A few days ago, I learned a very important lesson about filesystems and snapshots. I learned that a complete copy is not always a Good Thing™.

I help manage a server for our local Linux Users Group. We have about 250 users on the system, and all of our system administration is done by volunteers.

A few months ago, I made a complete backup of our /home partition using the guidelines that have been told to me by Smart People™:

  • make a snapshot volume of /home (called home-snap)
  • make a new empty volume (called home-backup)
  • use ‘dd‘ to copy from home-snap to home-backup
  • remove the home-snap snapshot volume

All was fine, until a few months later, when we decided to reboot.

When the machine rebooted, it mounted the WRONG copy of /home. It looked in /etc/fstab to see what to mount, read the UUID, and started looking for that filesystem among the logical volumes.

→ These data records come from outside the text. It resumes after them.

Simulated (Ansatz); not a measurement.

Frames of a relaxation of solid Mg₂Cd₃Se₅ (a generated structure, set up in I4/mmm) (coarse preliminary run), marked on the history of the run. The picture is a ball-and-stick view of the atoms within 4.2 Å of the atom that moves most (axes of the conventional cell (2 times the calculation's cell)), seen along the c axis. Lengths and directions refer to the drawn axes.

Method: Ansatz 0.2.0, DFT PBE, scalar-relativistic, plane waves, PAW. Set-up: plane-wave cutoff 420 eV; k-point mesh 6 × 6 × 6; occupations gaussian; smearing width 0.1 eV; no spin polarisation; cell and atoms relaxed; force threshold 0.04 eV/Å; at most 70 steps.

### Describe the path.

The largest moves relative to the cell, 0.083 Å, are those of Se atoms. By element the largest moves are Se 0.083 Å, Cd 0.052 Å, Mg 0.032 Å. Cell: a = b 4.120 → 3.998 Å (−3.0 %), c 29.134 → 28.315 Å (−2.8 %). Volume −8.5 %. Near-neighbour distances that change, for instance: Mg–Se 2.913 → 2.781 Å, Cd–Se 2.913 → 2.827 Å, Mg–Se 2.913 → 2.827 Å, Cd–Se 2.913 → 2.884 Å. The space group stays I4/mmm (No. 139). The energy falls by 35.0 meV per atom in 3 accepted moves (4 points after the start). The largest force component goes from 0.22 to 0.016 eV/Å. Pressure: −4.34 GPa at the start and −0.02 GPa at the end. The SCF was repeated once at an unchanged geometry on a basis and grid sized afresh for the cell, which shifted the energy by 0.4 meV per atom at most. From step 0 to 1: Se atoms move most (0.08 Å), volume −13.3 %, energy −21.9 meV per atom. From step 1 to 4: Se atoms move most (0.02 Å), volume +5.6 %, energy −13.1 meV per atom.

Here’s a list of the available filesystems and their UUID’s.

root@pilot:~# blkid
/dev/mapper/vg01-home: UUID="1a578e6f-772b-4892-86e3-1181aadda119" TYPE="ext3" SEC_TYPE="ext2"
/dev/mapper/vg01-home-backup: UUID="1a578e6f-772b-4892-86e3-1181aadda119" TYPE="ext3" SEC_TYPE="ext2"
/dev/mapper/vg01-swap: TYPE="swap" UUID="303f2743-da69-466b-a200-40a1a369fa1c"
/dev/mapper/vg01-u804: UUID="b5689a93-b7ad-4011-a0f9-ffaf2d68bf6f" TYPE="ext3"
/dev/sdb: UUID="Uh0TI1-pxD4-M1Pm-5kP3-zU1a-IRgm-bD0JAq" TYPE="lvm2pv"
/dev/sda: UUID="9oZhBo-3DPP-1eay-kgGM-fd06-yuJB-c2eCo7" TYPE="lvm2pv"
/dev/sdc1: UUID="5c15308e-a81b-4fd9-b2c2-7ef3fe39ce0b" SEC_TYPE="ext2" TYPE="ext3"
/dev/sdc2: TYPE="swap" UUID="08c55fa5-3379-4f6a-b798-4b8f3ead6790"
/dev/sdc3: UUID="5a544a7f-90ed-474c-b096-1b5929c83109" SEC_TYPE="ext2" TYPE="ext3"
root@pilot:~#

Notice anything goofy? Yes, the UUID for the home volume is the same as the UUID for the home-backup volume! Of course it is… I used ‘dd‘ to copy the entire volume!

So our machine booted up, looked for a filesystem whose UUID was ‘1a578e6f-772b-4892-86e3-1181aadda119’ and it mounted it on /home. Unfortunately, it found the home-backup volume before it found the real home volume, and so our 250 users took a step back in time for the evening.

All of the files in our home directories looked like they did back in May.

On the surface, this does not seem like such a Bad Thing™. But over the course of the next few hours, users started receiving email, and logging IRC chats, and doing all of the other things that users do. These new emails and log files were written to home-backup instead of home, and so now we were starting to mix old and new files.

This is a lot like the movie “Back to the Future”, when Marty’s mom tries to kiss him. Except the characters involved here are not as good-looking.

The fix was quick and painless. I simply generated a new UUID for the home-backup volume, and then rebooted. The magic command is simply:

 tune2fs -U random /dev/mapper/vg01-home-backup

But the cleanup would come later. If someone were interested in the emails or log files that were mistakenly written to the wrong volume (their “past life”), then they would need to look on that volume for “new” files. Pretty easy work.

find /mnt/home-backup/porter -mtime -7

This will show all files in my “backup” home directory that are less than a week old. Since the backup was made four months ago, I would expect all files in that directory to either be more than four months old, or just one day old. This command will show you the new files.

So I am revising the backup procedure as follows:

  • make a snapshot volume of /home (called home-snap)
  • make a new empty volume (called home-backup)
  • use ‘dd‘ to copy from home-snap to home-backup
  • remove the home-snap snapshot volume
  • change the UUID on home-backup ◄— new

In fact, now that we already have a base to work with, I might just use rsync to copy files instead of dd to copy the entire volume. This will leave the backup with its own UUID, and will avoid collisions like the one we saw.